Posted : 22nd February 2013 11:29 am
(@Anonymous)
Posts: 0
Topic starter
 

Sitting on the train as I write this and the guy sitting opposite me is gambling on his phone. The volume isn't loud but I can hear the jangling sound when he wins and the thud, thud when he gets two feature symbols not three. My first emotion was jealousy; I was desperate to find a site I could play on but as I watched him, I gradually realised he doesn't look like he is enjoying himself. He keeps rubbing his eyes and holding his head. Seeing him has helped me remember how bad I feel when I am losing. How I would play on the way to work or in my lunch break to try to fit in every chance of winning back my losses. I am better off in every sense for having 55 days gamble free.

 
Posted : 23rd February 2013 8:34 pm
samorgo
(@samorgo)
Posts: 130
 

Hi Paige,

I just want to say thank you to you for being honest and writing about how you feel. I have now been gamble free for 23 days and started from the same starting point as yourself - massively low due to huge losses and have found some days easy but at the moment I feel exactly like you do...

It is easy to forget how rubbish gambling has made my life and how I allowed that to happen just to make myself feel 'better'. Whilst the urge to gamble is probably as strong as ever, I now have a rational head which reminds me more and more about how rubbish my life was when I was gambling and how much better it my life is now (albeit in small ways at the moment) thanks to not gambling. Whilst I am proud of what I have achieved and dread ever being back in that gambling hell I do miss it and I do wish I could have one last big win but I think these things whilst maintaining my sense of reality and rationality which seems to be keeping me on the straight and narrow.

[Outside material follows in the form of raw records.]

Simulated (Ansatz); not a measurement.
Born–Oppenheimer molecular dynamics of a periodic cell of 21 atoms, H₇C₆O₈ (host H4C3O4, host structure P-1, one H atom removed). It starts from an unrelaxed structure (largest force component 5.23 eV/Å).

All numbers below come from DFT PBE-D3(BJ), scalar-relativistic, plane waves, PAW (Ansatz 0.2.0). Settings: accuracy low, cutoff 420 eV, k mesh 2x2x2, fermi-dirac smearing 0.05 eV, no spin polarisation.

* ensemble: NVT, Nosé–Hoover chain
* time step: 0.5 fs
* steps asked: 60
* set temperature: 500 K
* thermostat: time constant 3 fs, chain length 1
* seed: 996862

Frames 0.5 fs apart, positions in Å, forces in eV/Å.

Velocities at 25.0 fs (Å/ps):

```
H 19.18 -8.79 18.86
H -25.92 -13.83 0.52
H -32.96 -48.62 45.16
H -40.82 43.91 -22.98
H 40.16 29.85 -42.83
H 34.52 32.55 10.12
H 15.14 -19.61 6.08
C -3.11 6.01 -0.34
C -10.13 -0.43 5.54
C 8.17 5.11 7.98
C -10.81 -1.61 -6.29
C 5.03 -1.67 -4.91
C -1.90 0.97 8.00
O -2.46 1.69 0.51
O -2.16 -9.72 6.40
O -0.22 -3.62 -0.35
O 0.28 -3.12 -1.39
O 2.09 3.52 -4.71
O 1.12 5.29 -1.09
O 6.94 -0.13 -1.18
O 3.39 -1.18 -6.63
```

I know that without this site and my diary I wouln't have made it to 23days and would probably have given in tonight (if not before) but reading stories on here inspire me and reading posts like yours remind me that I am human and that I am not alone or a freak for feeling the way I do.

Keep strong and thank you x

 
Posted : 24th February 2013 4:00 am
(@Anonymous)
Posts: 0
Topic starter
 

I'm losing track of the count (58 days give or take) as of tomorrow I'll have been gamble free for two calendar months. I was going through a sticky patch with urges every day but this last week has been a good one. I have been busy at work which is always a distraction but I have also found so much more time and energy to enjoy stuff with my friends and family. I know that there will still be difficult days ahead but this week has reminded me that the good ones make it well worth it. Px

 
Posted : 8th March 2013 7:58 am
(@Anonymous)
Posts: 0
 

Paige,

Great progress with your recovery. Two calendar months is amazing and you will feel better with every passing month. In time you will become accustomed to being a non-gambler and the urges will dissapear.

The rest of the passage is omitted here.